The Excubitorium of Rome

During excavation work in the mid-19th century, some rooms were discovered from the Roman period about 8 metres underneath the current street level of Via della Settima Coorte. The building was identified as housing a detachment from the seventh cohort of the city’s guards, or firemen, thanks to the large amount of graffiti present on the walls. The guard corps was comprised of seven cohorts, each with 1,000 to 1,200 men. Each cohort had to protect two of the fourteen districts into which the city was subdivided, and had their barracks in one district and a detachment (excubitorium) in the other.

Unfortunately, the area was abandoned after the excavation work, with serious consequences for the preservation of the structure and the graffiti of the ancient firemen. A splendid floor mosaic was also destroyed during the Second World War. It was some years before the monument was finally roofed over, and maintenance and restoration work was completed.

It seems that these fireman’s quarters were installed within a private residence towards the end of the 2nd century A.D. by going down a modern staircase, you enter a large hall where there is a peculiar hexagonal basin with concave sides. On the far wall there is a door leading into a lararium (chapel) dedicated to the protector of the guards, genio excubitori, in which only the remains of the paintings on the wall of the edicola (wall shrine) and on the lintel, are preserved. In other rooms, pieces of terracotta floors have been found with bricks in an opus spicatum or herringbone design as well as a buried dolium (large ceramic jar) in which wine, oil and grain were usually kept.

In the drawings and photographs that document the room’s large black and white floor mosaic that is now gone, two Tritons are visible, one holding a lighted torch and the other an extinguished torch.

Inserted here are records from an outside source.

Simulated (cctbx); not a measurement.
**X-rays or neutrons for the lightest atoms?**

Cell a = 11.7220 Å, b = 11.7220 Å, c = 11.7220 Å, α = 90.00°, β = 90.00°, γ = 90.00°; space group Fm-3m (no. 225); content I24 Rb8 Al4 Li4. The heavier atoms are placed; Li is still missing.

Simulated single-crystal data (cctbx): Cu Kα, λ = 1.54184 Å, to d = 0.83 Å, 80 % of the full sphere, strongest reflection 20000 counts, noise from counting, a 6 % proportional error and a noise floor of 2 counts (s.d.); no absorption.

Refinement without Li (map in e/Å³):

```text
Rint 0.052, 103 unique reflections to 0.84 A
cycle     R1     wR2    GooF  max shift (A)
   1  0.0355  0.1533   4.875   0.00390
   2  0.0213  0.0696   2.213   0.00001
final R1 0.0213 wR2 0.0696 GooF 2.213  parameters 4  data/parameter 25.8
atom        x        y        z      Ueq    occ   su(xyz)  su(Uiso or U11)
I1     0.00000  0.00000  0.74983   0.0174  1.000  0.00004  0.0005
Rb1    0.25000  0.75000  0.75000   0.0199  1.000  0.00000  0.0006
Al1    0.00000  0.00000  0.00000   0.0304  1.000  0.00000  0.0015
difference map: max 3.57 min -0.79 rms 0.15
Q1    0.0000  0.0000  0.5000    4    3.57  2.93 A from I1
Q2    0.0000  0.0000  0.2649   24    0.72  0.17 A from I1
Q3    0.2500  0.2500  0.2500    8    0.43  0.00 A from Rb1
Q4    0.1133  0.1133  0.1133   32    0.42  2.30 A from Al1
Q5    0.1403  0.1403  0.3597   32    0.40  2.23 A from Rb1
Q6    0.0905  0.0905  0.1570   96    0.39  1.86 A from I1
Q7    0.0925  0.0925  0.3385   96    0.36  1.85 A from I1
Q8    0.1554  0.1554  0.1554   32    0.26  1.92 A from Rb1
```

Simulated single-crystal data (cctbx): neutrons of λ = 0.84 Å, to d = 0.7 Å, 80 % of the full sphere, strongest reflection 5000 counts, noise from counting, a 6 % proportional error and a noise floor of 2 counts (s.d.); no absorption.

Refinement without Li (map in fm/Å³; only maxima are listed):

Of all the important remains and relics that had survived until the time of the excavations, unfortunately very few now remain, except for the fresco with a cherub and seahorses on a door lintel. The most serious loss is that of almost one hundred pieces of fireman’s graffiti, which fortunately were transcribed after their discovery. This unique evidence regarding the organisation of the fireman the their life in these quarters was written on the plastered walls between AD 215 and AD 245. The graffiti included greetings to the emperors, expressed their fatigue and their thanks to the gods and the genio excubitori, and mentioned the name and number of the cohort as well as the names and ranks of the guards.

If you are in Rome and you want to visit something quite unique, perhaps you may give these rooms a thought – you won’t be disappointed.